It was a seemingly obscure rule which, on July 24, 1983, made news in what many consider one of the more controversial calls and subsequent reversals in Major League Baseball history.
Now, 30 years later, the ‘Pine Tar Game’ between the New York Yankees and Kansas City Royals at Yankee Stadium is being remembered again. Recently, I had the chance to speak with the home plate umpire from that game, Tim McClelland, who was in his first season in the majors in 1983 and today is one of baseball’s most veteran umps.
To set the stage, the Yankees led the Royals, 4-3, in the top of the ninth inning. There were two outs and Kansas City’s U.L. Washington was on first base. George Brett stepped to the plate against Yankees closer Rich ‘Goose’ Gossage, in a battle of future Hall of Famers, and launched a two-run homer to right field, giving Kansas City a 5-4 lead.

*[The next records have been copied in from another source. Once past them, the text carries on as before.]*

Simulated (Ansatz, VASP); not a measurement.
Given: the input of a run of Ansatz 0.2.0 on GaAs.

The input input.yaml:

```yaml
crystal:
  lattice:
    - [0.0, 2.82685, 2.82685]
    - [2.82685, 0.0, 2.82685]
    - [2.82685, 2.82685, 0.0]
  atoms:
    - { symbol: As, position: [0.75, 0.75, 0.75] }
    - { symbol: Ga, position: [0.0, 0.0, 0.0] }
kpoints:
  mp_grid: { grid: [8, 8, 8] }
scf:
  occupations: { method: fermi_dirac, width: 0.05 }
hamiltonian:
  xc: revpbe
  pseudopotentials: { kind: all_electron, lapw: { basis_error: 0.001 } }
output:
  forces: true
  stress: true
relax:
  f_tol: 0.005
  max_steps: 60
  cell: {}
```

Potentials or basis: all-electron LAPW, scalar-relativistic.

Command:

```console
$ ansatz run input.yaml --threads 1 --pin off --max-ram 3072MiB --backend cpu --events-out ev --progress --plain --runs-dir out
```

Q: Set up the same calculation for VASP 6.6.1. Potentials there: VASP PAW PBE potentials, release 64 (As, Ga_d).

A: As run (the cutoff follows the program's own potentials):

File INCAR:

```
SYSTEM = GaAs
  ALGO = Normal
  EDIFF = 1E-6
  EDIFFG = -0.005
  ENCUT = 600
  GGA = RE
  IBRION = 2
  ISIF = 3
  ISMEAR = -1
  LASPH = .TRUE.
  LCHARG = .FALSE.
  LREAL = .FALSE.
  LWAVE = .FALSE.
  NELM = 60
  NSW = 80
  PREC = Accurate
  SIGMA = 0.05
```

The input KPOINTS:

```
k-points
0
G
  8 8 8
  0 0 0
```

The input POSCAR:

As Brett rounded the bases, Yankees manager Billy Martin approached McClellland.
“Billy said ‘get the bat’,” McClelland recalled last weekend from St. Louis. “Billy felt there was too much pine tar on the bat. I told him to wait a minute and I conferred with the umpiring crew.”
The umpires consisted of crew chief Joe Brinkman, as well as Drew Coble and Nick Bremigan. Back then, the rule stated that if the bat was illegal, the batter in question would be called out. Since the Royals were down to its final out, the game, in essence would be over and the Yankees would win.
Now, bear in mind that Martin supposedly knew all along that day that Brett’s bat had too much pine tar on it, but obviously was waiting for the right situation to bring it to the umpires’ attention. Had Brett popped up to end that game, would the call have been made?
“No way,” McClelland said. “If he pops up and the game is over, no one says anything about that bat. But because it changed the course of the game, the Yankees wanted the bat checked.”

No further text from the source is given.